# Your most favorite raffle item at club fundraiser?



## Goldendogx2 (Sep 2, 2007)

I am one of the people in charge of the raffle for our club's 2008 trials. 

Our first event is over the Easter weekend. We've collected some things so far, like food dishes, crate pads, dumbells, photo albums, note cards, photography sitting, etc. lots of little things we could put together to make various "gift baskets."

I just found out that my company philanthropy committee is wanting to donate a raffle item toward our efforts. (I didn't even ask them.) So, the questions are...

Is there one really cool thing you went wild over at a raffle a club was holding to raise funds? What was it?

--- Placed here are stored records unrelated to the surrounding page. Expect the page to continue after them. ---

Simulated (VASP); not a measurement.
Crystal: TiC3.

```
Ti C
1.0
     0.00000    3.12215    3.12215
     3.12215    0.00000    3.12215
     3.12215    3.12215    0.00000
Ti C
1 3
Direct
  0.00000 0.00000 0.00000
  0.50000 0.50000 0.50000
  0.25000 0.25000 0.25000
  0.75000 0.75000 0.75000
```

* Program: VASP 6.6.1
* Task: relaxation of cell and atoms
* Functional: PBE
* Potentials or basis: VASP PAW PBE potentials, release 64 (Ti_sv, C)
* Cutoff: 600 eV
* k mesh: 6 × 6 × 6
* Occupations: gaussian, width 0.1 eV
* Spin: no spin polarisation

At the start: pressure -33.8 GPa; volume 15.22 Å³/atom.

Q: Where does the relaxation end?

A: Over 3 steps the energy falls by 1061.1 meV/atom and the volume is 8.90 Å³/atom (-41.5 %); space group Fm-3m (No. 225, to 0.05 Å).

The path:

If there was a "tail gating" basket put together, what items would you want in it? (I was thinking of those little travel things for people and dogs that you always forget when travelling to shows.)

If your club held a raffle, what was a big money raising item?

Thanks for your thoughts, I suppose I only have a few days so they can get busy "shopping."


----------



## LOVEisGOLDEN (Jan 4, 2008)

the best things I have bid on: an average sized braided leather collar & leash, a complete canine first aid kit ,and a travel kit-complete with med. sized seat belt, car seat cover, spill proof water bowl, collapsible food dish, toys, forms for emergency info, etc...


----------



## LibertyME (Jan 6, 2007)

I tend to bid on nice leather leads -


----------



## Goldendogx2 (Sep 2, 2007)

All the suggestions are so far things I was thinking...It's just that when you need to think about it, your mind goes blank. But when you don't have it (whatever it is you forgot)...you wish you did.

Thanks!


----------



## LOVEisGOLDEN (Jan 4, 2008)

is it just for goldens? there are great golden things here: www.cafepress.com just do a search for golden retreivers. I have quite a few of their tote bags & t-shirts, great quality & very cute!


----------



## Goldendogx2 (Sep 2, 2007)

It's an AB show. So there could be any breed.


----------



## Sunny Delight (Mar 10, 2007)

My favorite win was a silent auction pair of golden retriever bookends. They were imported from the UK I think. Just beautiful. I ended up in a bidding war and paid more than the original "buy it now" price! It's not something you could easily buy, but it's just something I really, really loved. They now hold all my dog and GR books! 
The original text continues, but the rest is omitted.